Three income protection specialists told me they have seen more competition throughout the market in the past two or three years, but also a lingering blanket of silence about the holes in group disability plans for well-paid employees.

Steve Brady, an individual disability insurance marketing specialist at Standard Insurance Company, Portland, Ore., believes many of the executives with Swiss cheese coverage do have personal financial advisors. “They said the word ‘disability,’” Brady told me. “The executive said, ‘I have long-term disability at work,’ and that’s where it stopped. They don’t realize they’re discriminated against.”

The design of a group plan might whittle away protection for executives — or even regular staffers — earning as little as $100,000 a year, according to Thomas Petersen, a vice president at Petersen International Underwriters, Valencia, Calif.

Petersen International is where you could go to get the highest of the high-limit disability coverage. Need $100,000 per month for personal protection, with a participation limit of 75%? Petersen International can arrange for that.

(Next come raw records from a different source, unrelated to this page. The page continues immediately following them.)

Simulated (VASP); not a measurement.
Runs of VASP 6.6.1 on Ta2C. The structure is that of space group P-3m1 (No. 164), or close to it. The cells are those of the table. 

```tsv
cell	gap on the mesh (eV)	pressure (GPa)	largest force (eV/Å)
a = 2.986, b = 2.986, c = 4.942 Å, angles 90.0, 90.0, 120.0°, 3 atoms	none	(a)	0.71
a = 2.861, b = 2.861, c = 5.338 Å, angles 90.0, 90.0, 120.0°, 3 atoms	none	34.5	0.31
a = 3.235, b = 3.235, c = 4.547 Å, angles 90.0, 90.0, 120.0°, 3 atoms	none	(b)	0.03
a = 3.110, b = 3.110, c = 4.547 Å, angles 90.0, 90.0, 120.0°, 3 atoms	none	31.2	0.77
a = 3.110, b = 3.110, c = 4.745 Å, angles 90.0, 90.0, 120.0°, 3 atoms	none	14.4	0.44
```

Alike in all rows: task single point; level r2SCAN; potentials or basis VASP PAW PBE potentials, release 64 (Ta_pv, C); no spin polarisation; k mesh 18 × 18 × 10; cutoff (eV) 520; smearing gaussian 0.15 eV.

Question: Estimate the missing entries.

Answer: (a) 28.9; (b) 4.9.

But typical clients simply need coverage in excess of what the traditional insurers admitted to do business in their states can handle. Many agents have clients who fit that description, Petersen said.

Larry Schneider, the disability insurance specialist who runs DI-Resource-Center.com, Albuquerque, N.M., has written the book on selling disability insurance – The Anatomy of Disability Income Insurance. He said people with high incomes should try to follow the same rule of thumb that everyone else follows: Protect 60% of your pre-disability income. But a typical group disability plan might max out at $10,000 or $12,000 per month. An ordinary individual policy might have a limit of $25,000 per month. John Doe, an executive who earns $600,000 per year, will need to buy $30,000 in monthly income protection to replace 60% of his income, but he may have trouble getting group coverage that covers more than $20,000 in monthly income. They policy may not cover major sources of income, such as sales commissions.

Helping high-income individuals reach the 60% income replacement threshold is one area in which insurers have made improvements, Schneider said. In some cases, Schneider said, a second carrier might come in and top off the first policy by providing $5,000 in additional coverage, to bring the total to $20,000.

Carriers are more interested in that kind of business than they were, in part because like the idea of sharing the underwriting burden with another carrier, and in part because they’re competing harder, Schneider said.

Brady said he thinks every disability carrier has seen an uptick in sales. Petersen said he has a list of more than 30 carriers now competing in the individual disability market, up from a low of 23 about 10 years ago. Like Schneider, he has started to see an increase in participation limits. The increase has cut into Petersen International’s market a bit, by closing some of the gaps in the traditional disability market. Petersen said he’s fine with that. “We believe a good, healthy disability market is a very good thing,” Petersen said. Petersen also would like to see a more general understanding of the high-limit market, including a recognition that an executive earning $500,000 per year who becomes disabled shouldn’t simply plan to “sell one of his homes” if he becomes disabled. An executive earning $500,000 per year probably has just one nice home, and, even if he does have a second home, “why should they have to sell a home when there’s a solution there that would prevent them from having to do that?” Petersen asked. One barrier to an increase in sales at the high end, as in the middle market, is a lack of new disability insurance producers. “Disability insurance should be the cornerstone of all financial plans,” Schneider said.

Learning to sell disability insurance takes time, but keeping business on the books is relatively easy, and the commission streams are good, Schneider said. So far, though, he’s facing no hordes of would-be disability insurance producers begging him for advice about selling what he sells.